On May 13,1957, pursuant to conversations and an understanding about the matter, Curry appeared at the office of one Mike Taylor, the accountant for the firm, at which time he signed the dissolution agreement in question. On several occasions thereafter (and which will be mentioned later) Curry also executed other instruments in the furtherance of the dissolution.

On September 17, 1957, Curry filed this action to rescind the dissolution agreement and for an accounting. Briefly, his petition alleged that in May, 1957, he was ill, intoxicated and under the influence of sedatives to such an extent that he was in no mental or physical condition to transact business, which fact was well known to the other three defendant partners; that a fiduciary relationship existed between him and Edgar and the other partners, and that in the execution of the dissolution agreement he was overreached and defrauded.

Defendants joined issue with an answer containing specific denials of the wrongdoings alleged in the petition.

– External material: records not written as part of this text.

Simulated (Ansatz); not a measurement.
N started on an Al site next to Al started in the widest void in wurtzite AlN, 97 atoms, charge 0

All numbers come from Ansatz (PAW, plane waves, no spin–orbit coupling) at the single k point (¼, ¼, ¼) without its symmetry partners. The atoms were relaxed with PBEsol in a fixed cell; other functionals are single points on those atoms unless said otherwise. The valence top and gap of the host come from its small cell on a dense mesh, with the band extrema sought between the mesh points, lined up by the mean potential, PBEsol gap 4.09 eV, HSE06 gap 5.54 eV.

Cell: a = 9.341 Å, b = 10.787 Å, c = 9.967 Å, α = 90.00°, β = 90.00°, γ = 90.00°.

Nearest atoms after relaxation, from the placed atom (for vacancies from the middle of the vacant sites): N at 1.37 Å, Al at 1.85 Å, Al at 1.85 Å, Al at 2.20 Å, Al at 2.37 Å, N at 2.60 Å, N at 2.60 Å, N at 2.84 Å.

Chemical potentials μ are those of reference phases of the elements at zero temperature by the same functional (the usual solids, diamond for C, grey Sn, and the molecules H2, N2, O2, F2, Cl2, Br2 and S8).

Following a full hearing, at which considerable oral evidence and numerous exhibits were introduced, the trial court rendered judgment holding the dissolution agreement to be null and void, and ordered an accounting of the assets and profits of the partnership.

In rendering judgment the court made findings of fact and conclusions of law — which, however, for our purposes need not be set out in detail. Although they covered several phases of the case, it seems clear that they, and the judgment rendered thereon, were premised basically on the fact that:

“During the entire month of May, 1957, the plaintiff was mentally incompetent to exercise independent, normal judgment about the transaction of business affairs, or to understand their consequences.” (Finding No. 14.)

In their appeal defendants take sharp issue with many of the findings — and particularly with the one above quoted.

At the outset it should be stated that we approach this case with full recognition of the fundamental and universal rule to the effect that our province is to examine the record in the light most favorable to the prevailing party below, that we are not triers of fact, and that when findings of the trial court are supported by competent substantial evidence they are binding and conclusive on appeal.

The phrase “substantial evidence” — while perhaps incapable of *156 precise definition — has been variously defined as “evidence of substance which induces conviction,” and as “evidence affording a substantial basis of fact from which the fact in issue reasonably can be inferred.” It also has been said that testimony so completely contradictory that one part destroys the other is not “substantial evidence." (See Words and Phrases, Permanent Edition, Vol. 40.)

In Weimer v. Sauder Tank Co., 184 Kan. 422, 425, 337 P. 2d 672, it was said that the term “substantial evidence,” when applied by this court, means evidence possessing something of substance and relevant consequence, and which furnishes substantial basis of fact from which the issues tendered reasonably can be resolved. (See also In re Estate of Harris, 166 Kan. 368, 201 P. 2d 1062, and Barr v. Builders, Inc., 179 Kan. 617, 619, 296 P. 2d 1106.)

It is noted that in the finding above quoted — and in other findings and conclusions — the trial court did not find that Curry was intoxicated or under the influence of liquor when he signed the dissolution agreement on May 13, 1957, which is the crucial date in this case. The finding is that during the entire month of May he was mentally incompetent to exercise independent normal judgment concerning business affairs or to understand their consequences.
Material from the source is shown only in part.